But Ray got complete loyalty from his team. With reason.

When Anand reached Calcutta, he called up Ray and asked for an appointment the next day. Let's have the rest in Anand's own words.

"He asked me what time I get up, I promptly told him that I was at his beck and call, and could be there at any time. He asked me to come the next day at 8 am. When I reached his house, he opened the door himself. He asked me to sit down because he was busy typing something. After 20 minutes he finished typing, picked up a bunch of papers from his desk and handed them to me, saying, 'This is the complete synopsis of the film in which you'll be assisting me. It is in English because you won't understand a word of Bengali. I don't want you to feel left out, so I got up at 4 am and typed this for you.' I was shocked," says Anand, clapping his hands in disbelief even so many years later.

Anand was most eager to please by now. Once when the team was shooting a scene in a market, Ray caught sight of some hippies. He mused aloud that he could have used them in a garden scene he was planning. Anand disappeared and returned an hour later came back, sitting in the hippies jeep.

Difficult to believe of the man with bloodshot eyes crumpled in the sofa before you. But after spending years under Ray, Anand decided he was more cut out for a commercial career, making films that don't bear a smell of Satyajit Ray. Anand made Kaalia and Shehenshah instead.

Wasn't that a compromise? A pandering to gross populist tastes? Anand bridles enough to sit up straight for a moment.

"Just because I assisted him doesn't mean I have to make films like him." He grumbles, "Why is that everyone thinks that since I have worked under him, I should also make films like him?" Then he is all fire again, "Tell me about one son of a famous director who makes films like his father? Why do you expect a student to become a teacher?
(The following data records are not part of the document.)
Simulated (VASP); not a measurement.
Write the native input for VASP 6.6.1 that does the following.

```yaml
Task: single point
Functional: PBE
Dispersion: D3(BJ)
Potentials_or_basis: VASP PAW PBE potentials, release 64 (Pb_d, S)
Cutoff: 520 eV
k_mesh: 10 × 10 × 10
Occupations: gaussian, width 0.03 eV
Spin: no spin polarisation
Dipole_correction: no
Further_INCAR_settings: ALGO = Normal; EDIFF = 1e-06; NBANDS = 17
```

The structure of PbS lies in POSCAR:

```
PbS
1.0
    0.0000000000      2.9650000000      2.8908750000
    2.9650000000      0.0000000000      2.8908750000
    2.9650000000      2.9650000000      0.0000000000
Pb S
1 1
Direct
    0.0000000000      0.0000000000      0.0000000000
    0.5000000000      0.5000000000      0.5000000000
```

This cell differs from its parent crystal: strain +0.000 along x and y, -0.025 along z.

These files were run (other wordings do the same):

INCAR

"When I joined Ray I intended to make my own kind of films from my experience, so why do you expect me to have undergone the same kind of experiences and education Ray had.

"The kind of films I make cost a lot of money. Come and ask me this question when film making becomes as cheap as pen and paper. Because when you dare to be different and make a film like Main Azaad Hoon, it doesn't get the money invested in it back. Why should I make films for some intelligent people? A decent film costs 40-50 lakhs (Rs 400,000-500,000)... My problem is where do I release those films? There are no small theatres for such small films..."

He complained about the theatre charges, how starving good directors have moved to television because it is cheaper, how even Ray was called a flop director when he made Pather Panchali. Then he drifts from discussing good films to complaining how people flocked to the theatre when Pather Panchali won an award at Cannes. "They acclaimed him as a genius film-maker. Here it needs a foreigner to decide for us which is a good film." Luckily, mercifully, his cellular rang and I tearfully thanked the god of the cellular phones. He finishes the call and then eyes the phone with a jaundiced eye. "Hate those things," he said.

His first attempt at serious cinema was Main Azaad Hoon, inspired by Meet John Doe.